Troy Renck of the Denver Post shared some Rockies items on his Twitter feed earlier today, here are the hot stove-related tweets...
- The Rockies kept an "ongoing dialogue" with Kevin Correia's representatives but didn't come close to the two-year, $10MM deal that Correia signed with the Twins earlier today.
- The Rockies have a "mild interest" in right-hander Jeff Karstens, who was non-tendered by the Pirates last month. Karstens posted a 3.97 ERA and 4.4 K/BB ratio in 90 2/3 innings for Pittsburgh in 2012, though he spent significant time on the DL and was projected to earn $3.8MM through arbitration according to MLBTR's Matt Swartz.
- From that same tweet, Renck feels that if the Rockies make a big move for pitching, it will be through a trade and not the free agent market.
- Michael Cuddyer hasn't drawn much trade interest, though Renck says the Rockies aren't particularly interested in dealing him anyway.
The Twins announced that they have signed Kevin Correia to a two-year, $10MM contract. The right-hander will earn $4.5MM in 2013 and $5.5MM in 2014, according to the Twins.
The 32-year-old Lapa & Leventhal client spent last season with the Pirates where he pitched to a 4.21 ERA in 171 innings with a 4.7 K/9, 2.4 BB/9 and strong 51.2 percent ground-ball rate. He'll join Vance Worley and Scott Diamond in a Twins rotation that will also likely include 2009 first-rounder and eventual Tommy John victim Kyle Gibson.
Twins general manager Terry Ryan has emphasized starting pitching all offseason. He's already traded Denard Span and Ben Revere in order to acquire Worley and a pair of high-upside arms in Alex Meyer and Trevor May. With uncertainty still in the 2013 starting rotation and money to spend, it wouldn't be a surprise to see the Twins pursue additional help via free agency.

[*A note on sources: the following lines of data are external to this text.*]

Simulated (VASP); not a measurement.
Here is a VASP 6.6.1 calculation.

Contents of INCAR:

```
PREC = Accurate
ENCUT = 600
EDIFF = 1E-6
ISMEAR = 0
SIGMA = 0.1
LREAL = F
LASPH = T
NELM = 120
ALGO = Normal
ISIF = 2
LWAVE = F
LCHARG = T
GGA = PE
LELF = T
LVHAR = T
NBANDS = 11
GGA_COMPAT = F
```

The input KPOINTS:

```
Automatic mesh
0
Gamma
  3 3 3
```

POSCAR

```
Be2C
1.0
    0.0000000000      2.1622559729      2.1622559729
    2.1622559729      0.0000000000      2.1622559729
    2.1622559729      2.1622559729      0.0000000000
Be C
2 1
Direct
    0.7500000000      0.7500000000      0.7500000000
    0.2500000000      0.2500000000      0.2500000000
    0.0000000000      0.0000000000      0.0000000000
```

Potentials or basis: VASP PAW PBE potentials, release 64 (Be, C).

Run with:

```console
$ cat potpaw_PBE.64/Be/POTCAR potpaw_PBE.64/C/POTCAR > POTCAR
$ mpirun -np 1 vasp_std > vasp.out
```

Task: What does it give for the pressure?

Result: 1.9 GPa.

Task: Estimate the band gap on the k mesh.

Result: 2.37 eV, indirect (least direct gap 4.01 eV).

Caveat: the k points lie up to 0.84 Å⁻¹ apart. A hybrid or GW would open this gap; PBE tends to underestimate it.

Correia's two-year deal is similar to the two-year, $8MM pact he signed with the Pirates two years ago. A fourth-round selection of the Giants in 2002, Correia has spent his entire career in the National League between the Giants, Padres and Pirates. In that time, he's compiled a 4.54 ERA, 6.0 K/9, 3.2 BB/9 and 44.3 percent ground-ball rate in 1066 innings.
Jon Heyman of CBS Sports first reported the agreement (on Twitter). ESPN's Jerry Crasnick first reported the value of the contract and that the sides were nearing a two-year deal. Photo courtesy of U.S. Presswire.
This post was originally published on Dec. 10 at 9:35pm.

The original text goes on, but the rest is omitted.